Here’s a really heart warming story, about a young criminal and all-round bad guy who became a dad and turned his life around, working a regular job and looking after his four kids. Anyway, one day he decides to take his family to the zoo, perhaps thinking, what can go wrong? And, well, the rest is history.
It’s a shame about that gorilla, but I can’t see how the zoo could have done anything else in the situation, and the main thing is the boy is safe. Taking aside whether apes should be in zoos (I’d prefer they weren’t) and our hypocritical attitude to animals, it’s startling that almost 500,000 people signed a petition effectively calling for parents to lose custody of their 4-year-old boy, without even knowing the details of the incident they were so enraged about or having any expertise on the animal in question. The petition includes the words:
‘We believe that this negligence may be reflective of the child’s home situation. We the undersigned actively encourage an investigation of the child’s home environment in the interests of protecting the child and his siblings from further incidents of parental negligence that may result in serious bodily harm or even death.’
By ‘we believe’ they mean ‘we reckon’. This is democracy in action, but in all the worst ways, and it most resembles the Athenian custom of ostracism, where a mob could vote a citizen into exile, a system used to pick on unpopular or controversial members of society. We saw this in Britain last month with the Laura Kuenssberg petition on 38 Degrees, a menacing and spiteful scheme against a journalist for doing her job.

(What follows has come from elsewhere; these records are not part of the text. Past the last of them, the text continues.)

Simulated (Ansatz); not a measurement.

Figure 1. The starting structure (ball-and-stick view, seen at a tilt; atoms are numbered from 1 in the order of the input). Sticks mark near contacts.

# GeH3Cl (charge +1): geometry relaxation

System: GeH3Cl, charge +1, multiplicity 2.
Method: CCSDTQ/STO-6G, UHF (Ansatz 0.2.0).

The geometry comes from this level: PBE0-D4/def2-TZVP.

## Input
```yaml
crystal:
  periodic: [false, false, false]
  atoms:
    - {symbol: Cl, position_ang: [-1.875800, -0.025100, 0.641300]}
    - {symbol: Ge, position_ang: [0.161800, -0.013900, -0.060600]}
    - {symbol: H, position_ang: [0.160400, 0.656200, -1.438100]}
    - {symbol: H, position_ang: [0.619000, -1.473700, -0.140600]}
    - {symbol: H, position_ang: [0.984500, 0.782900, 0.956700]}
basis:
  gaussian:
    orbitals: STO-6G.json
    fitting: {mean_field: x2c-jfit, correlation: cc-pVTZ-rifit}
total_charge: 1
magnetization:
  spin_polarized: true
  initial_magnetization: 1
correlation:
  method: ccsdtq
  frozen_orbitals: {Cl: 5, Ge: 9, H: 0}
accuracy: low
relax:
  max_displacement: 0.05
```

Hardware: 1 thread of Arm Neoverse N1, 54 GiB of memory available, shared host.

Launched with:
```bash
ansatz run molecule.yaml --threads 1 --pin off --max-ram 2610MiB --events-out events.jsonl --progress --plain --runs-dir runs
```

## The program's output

But then most online petitions are idiotic and encourage people to act without any reflection on subjects they mostly know little about. Only we’re supposed to take them seriously, rather than treat them as communal hysteria, because of democracy. It’s almost considered a truism that democracy is a good thing, and that anyone who disagrees is an extremist, but too much democracy leads to poor decision making.
In fact there is robust data suggesting that non-democratic states can be better for economic growth and development, with Ben Southwood of the Adam Smith Institute summarising that ‘the evidence seems to suggest that insofar as we can help countries to develop, the key institutions we should be supporting are markets, property rights and the rule of law, and considerably less significance should be accorded to democratisation.’ There is also research pointing out that less voting means better governance, so that in a democracy it might be best to limit the amount of direct decision-making, or have a mixed system, like the House of Lords.
Part of the reason, as Isabel Hardman pointed out recently, may be that good government goes unrewarded, and so there are few incentives for politicians to consider the long term rather than tomorrow’s headlines. And now the internet allows us to become truly democratic in a way Athens was, with the people making decisions rather than politicians – and I suggest we should avoid it like the plague. Democratic Athens only lasted two generations before its hot-headed population led it to disastrous war and decline.
I used to be a big supporter of direct democracy and referendums because politicians are prone to become part of ruling-class groupthink, but there are good reasons to delegate decision making away from the people, and to be wary of too much democracy. Contrary to what we’re often told, our grandfathers did not fight for ‘democracy’; they fought to protect us from tyranny, a different thing altogether. Democracy may be the best protector against tyranny, in most instances, but often mob rule can be the tyranny. What matters is the rule of law.
The current referendum is a necessity because it will answer once and for all an important constitutional issue, but I feel about it the same way I felt after flying with young children – that was interesting, now let’s never do that ever again, ever. Roll on June 24.